Complementary Metal Oxide Semiconductor (CMOS)

Complementary Metal-Oxide Semiconductors, or CMOS, are a manufacturing technology used to create electronic devices like microprocessors, memory chips, and sensors.

CMOS technology is widely used in portable and battery-operated electronics because it uses both N-type and P-type transistors to build very power-efficient circuits. Additionally, it enables the integration of numerous transistors onto a single chip, allowing for the development of complex electronic systems.

CMOS technology is not only highly dependable and capable of operating at high speeds, but it is also energy efficient. Due to its adaptability, low power consumption, and affordability, it has emerged as the industry standard technology for semiconductors.

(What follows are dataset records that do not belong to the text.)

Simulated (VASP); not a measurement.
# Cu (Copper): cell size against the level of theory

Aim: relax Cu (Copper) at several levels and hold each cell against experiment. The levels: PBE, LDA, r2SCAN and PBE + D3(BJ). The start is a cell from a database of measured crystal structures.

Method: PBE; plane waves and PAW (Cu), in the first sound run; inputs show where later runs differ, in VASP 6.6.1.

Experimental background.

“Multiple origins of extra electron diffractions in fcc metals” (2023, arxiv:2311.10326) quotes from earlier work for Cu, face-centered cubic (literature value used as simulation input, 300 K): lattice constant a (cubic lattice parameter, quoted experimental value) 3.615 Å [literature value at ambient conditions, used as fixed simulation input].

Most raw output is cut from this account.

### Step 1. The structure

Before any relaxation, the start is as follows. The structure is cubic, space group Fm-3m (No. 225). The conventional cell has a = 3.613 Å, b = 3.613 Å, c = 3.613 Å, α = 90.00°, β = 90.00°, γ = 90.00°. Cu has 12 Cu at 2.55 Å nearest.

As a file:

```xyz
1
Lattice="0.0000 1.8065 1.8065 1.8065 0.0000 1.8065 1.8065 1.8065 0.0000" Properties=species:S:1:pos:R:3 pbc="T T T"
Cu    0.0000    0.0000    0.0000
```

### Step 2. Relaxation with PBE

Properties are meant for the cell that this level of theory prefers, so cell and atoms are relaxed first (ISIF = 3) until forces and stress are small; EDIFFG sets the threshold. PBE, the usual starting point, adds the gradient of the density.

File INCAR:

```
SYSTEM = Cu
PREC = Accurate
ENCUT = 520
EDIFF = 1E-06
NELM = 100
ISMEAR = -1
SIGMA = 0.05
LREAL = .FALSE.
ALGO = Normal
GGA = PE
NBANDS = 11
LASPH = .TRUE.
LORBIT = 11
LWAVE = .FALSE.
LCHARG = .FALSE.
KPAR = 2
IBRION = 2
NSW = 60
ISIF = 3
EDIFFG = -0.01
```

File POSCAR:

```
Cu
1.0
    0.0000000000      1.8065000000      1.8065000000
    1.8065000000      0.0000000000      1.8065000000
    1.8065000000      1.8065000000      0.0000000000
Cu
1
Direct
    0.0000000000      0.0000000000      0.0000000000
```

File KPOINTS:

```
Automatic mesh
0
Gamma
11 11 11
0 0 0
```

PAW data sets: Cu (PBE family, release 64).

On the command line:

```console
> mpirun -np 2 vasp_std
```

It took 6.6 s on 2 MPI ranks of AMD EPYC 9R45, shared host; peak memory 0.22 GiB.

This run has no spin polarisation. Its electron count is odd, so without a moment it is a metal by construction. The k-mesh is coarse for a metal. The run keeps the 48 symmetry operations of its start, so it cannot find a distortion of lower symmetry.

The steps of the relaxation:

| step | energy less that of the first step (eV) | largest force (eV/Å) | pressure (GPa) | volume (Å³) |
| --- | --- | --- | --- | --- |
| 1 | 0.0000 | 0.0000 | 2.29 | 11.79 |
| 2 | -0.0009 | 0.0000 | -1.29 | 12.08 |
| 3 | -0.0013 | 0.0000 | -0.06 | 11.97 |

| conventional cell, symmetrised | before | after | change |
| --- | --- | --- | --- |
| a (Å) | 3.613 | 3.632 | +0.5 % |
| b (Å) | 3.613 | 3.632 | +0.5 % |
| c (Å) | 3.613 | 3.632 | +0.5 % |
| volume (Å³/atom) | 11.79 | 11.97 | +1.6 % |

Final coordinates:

These are several CMOS Gates:

1. NOT Gate

The CMOS inverter (NOT Gate) is the fundamental component of CMOS digital circuits. It inverts the input signal. A 0 (low voltage) becomes a 1 (high voltage) and vice versa. It is made up of two transistors: an NMOS transistor and a PMOS transistor are connected in series between the ground and the power supply voltage (VDD) respectively. Both transistors' gates are connected to the input, and the output is derived from the connection between them. The truth table and schematic diagram are given below.  





Working Principle:

  • When the input is 0 (Low voltage):

    • The NMOS transistor is OFF, blocking the path to ground (logic 0).
    • The PMOS transistor being on creates a directed path for current flow from the power supply to the output, pulling it high (logic 1).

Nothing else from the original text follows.